Skill Sheet: What You Will Learn Here
- What exactly is scaling in trading?
- How scaling helps limit potential losses
- Key differences between scaling in and scaling out
- Advantages and disadvantages of scaling
Scaling is commonly understood as a measure of a thing. We have heard of mountaineers scaling famous mountain peaks like Everest or Kilimanjaro etc. In the trading world, it is like climbing up or down in a measured way. Scaling is a popular trade and money management tool traders use to restrict potential losses and improve profits.
Scaling is a gradual process of adding or reducing the position to have an optimal average cost of buying or selling. More often than not, traders buy or sell in one go. Scaling, on the other hand, is opening a trade with a fraction of the intended capital. This reduces the risk of loss if the trade goes against expectations and only a fraction of capital is involved. However, positions can be added if the trade moves in your favour. Although it also implies that the profits get reduced as you add your position in favour of the trend. Similarly, scaling helps while booking profits, as multiple exits help pocket deeper profits.
More importantly, scaling allows multiple entries or exit points. There cannot be one best entry point in any trade. Many traders avoid the trade as they think they have missed the entry point and the price has moved. This problem is mitigated in scaling as trade is taken at multiple entry points.
Scaling helps in stocks with less liquidity, and buying and selling can considerably impact the stock price.
There are two types of scaling; scaling in and scaling out.

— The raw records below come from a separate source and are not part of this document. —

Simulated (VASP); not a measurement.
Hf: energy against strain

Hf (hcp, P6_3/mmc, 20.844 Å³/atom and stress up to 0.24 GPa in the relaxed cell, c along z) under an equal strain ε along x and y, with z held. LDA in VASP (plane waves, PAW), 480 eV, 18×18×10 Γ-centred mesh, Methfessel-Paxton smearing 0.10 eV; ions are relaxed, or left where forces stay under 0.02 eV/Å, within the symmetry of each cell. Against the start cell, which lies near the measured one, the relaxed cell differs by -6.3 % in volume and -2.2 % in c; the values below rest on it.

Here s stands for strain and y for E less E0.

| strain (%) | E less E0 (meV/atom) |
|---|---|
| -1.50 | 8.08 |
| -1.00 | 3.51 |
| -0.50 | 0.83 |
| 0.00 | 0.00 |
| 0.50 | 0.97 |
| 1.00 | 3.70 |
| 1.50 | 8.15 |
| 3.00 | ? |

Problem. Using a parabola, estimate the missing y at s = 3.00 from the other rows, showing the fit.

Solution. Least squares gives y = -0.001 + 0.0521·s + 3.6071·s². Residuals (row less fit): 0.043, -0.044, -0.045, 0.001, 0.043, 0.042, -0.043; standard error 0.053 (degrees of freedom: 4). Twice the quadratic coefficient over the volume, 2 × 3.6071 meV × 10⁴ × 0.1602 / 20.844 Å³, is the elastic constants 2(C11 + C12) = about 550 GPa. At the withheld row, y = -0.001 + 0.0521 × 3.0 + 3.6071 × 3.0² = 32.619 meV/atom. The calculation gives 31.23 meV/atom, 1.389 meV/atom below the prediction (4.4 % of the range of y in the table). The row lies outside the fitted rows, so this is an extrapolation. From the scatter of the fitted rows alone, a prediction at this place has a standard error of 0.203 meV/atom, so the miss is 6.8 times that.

Scaling in or scaling up involves opening a trade with smaller quantities of lots and gradually increasing the lots as the trade progresses in favour. The entry points can be two or more, depending on the trend. After the initial position, the next entry point will be at a predetermined price range determined by the trader’s strategy. For example, the Nifty 15 minutes chart below has seen a change in trend. At point 1, Nifty has made a higher bottom after the support at S1 has been respected. A buy can be made after the prices cross above 20 SMA. At point 2, Nifty again made a sharp bottom where another position can be added if the price exceeds 20 SMA. Similarly, at point 3, one more position can be added.
Scaling out or scaling down involves gradually reducing the position as the trade either continues its trend, consolidates, or starts facing resistance. This helps in holding some part of the position while booking a part of the position to take advantage of the trend continuation. Continuing the same example, at point 4, one can see uncertainty, and we should be looking to scale down. Point 5 confirms it and we can start scaling down as the price crosses below 20 SMA. At point 6, Nifty is unable to cross the previous top signalling a scale-down again if the price crosses below 20 SMA. At point 7 Nifty is facing resistance and again one can exit as the price crosses below 20 SMA.
Advantages of scaling
As discussed above, the greatest advantage is averaging. Second, it reduces the risk if the initial trade goes against the expectation and the money lost, or the stop loss is comparatively less. Third, the entry and exit can be done after careful consideration as the time at disposal is more. This avoids knee-jerk and haphazard entries and exits.
Disadvantage of scaling
The greatest disadvantage or risk in scaling is the position in hand if the trade goes against the expectation. The risk of unexpected market reversals is a given thing in trading. This risk is inherent in scaling as positions are added while the market trends in the trader's favour and eventually end up with a larger exposure. Moreover, the positions added later may be close to an exhaustion of the trend. The loss can wipe out considerable capital if proper money management technique is not employed. Part profit-taking reduces the overall profit. Scaling also increases the commission costs.
Scaling provides a trader with many comforts; therefore, it is very good for a professional trader and a beginner. It also helps the trader develop patience and confidence as scaling gives more opportunities to think and trade. But that doesn't mean that one should not book profits. Booking regular profits when the position has gone far beyond has to be cultivated as a virtue. Though risk management is inherent in scaling, it is necessary to have hard stops or overall percentage stop losses in place. Remember to add only when the position is in favour and not against.